Extract of a Seminar on International Commercial Arbitration Delivered by Hefin Rees on 13th May 2010.
Since oil was discovered in Dubai in 1966, trade, banking, finance, insurance and construction activities have flourished.
History has always shown that whenever there is human endeavour, there is conflict; and it is necessary to establish a procedure for dispute resolution.
In 2003 the Dubai International Arbitration Centre (“DIAC“) was conceived. DIAC has grown over the years, from a case load of 34 cases in 2004 to now over 100 cases registered in 2009.
In February 2008, the Dubai International Financial Centre (“DIFC“) and the LCIA announced the launch of the DIFC/LCIA Arbitration Centre in Dubai. This joint venture allows DIFC access to LCIA’s international network of arbitrators. The DIFC-LCIA Rules are based on the current LCIA Rules, with minor amendments to account for local requirements.
The DIFC-LCIA Arbitration Centre is open to any parties who agree to use it to settle their commercial disputes as the Arbitration Law does not require disputes to have any connection with the DIFC – whether through the parties, the performance of the contract or the place of execution of the contract.
In September 2008 DIFC unveiled its new Arbitration Law, which provides the legal framework of the new DIFC-LCIA Arbitration Centre. The DIFC has its own courts. The DIFC courts have been established to deal exclusively with all cases and claims arising out of the DIFC and its operations. The legal framework is based on English common law principles, and the language of the Court is English.
The UAE has previously had a reputation of being a difficult place in which to enforce arbitral awards. There have been instances where highly technical points have been accepted as a valid reason not to enforce an award (such as when an award was thrown out because the documents were not signed on every page, but signed at the end and initially on every page).
However, past problems on enforcement are likely to be less of a problem in future in light of the UAE’s ratification of the NYC as of November 2006.

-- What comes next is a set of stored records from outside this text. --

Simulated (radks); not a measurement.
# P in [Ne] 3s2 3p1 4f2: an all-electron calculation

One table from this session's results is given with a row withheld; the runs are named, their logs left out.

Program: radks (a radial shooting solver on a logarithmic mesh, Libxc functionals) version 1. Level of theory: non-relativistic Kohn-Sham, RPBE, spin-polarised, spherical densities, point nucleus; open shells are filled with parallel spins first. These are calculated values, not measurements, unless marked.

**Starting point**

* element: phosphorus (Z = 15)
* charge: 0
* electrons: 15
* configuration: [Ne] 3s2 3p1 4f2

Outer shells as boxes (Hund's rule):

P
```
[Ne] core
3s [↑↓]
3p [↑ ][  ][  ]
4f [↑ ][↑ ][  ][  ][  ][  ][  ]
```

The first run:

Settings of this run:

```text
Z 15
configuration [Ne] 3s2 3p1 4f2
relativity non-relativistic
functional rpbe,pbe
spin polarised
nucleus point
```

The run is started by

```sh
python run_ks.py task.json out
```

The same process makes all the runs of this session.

In addition, there is a procedure for DIFC Court judgments to be enforced through the execution department of the Dubai Court. The decisions of the DIFC Court will be presented (with an Arabic translation) to the execution judge who will, without interference, convert the DIFC judgment into a judgement of the Dubai Court, which is enforceable not only in Dubai, but throughout the rest of the UAE and in the Gulf Cooperation Council under the 1983 Riyadh Convention.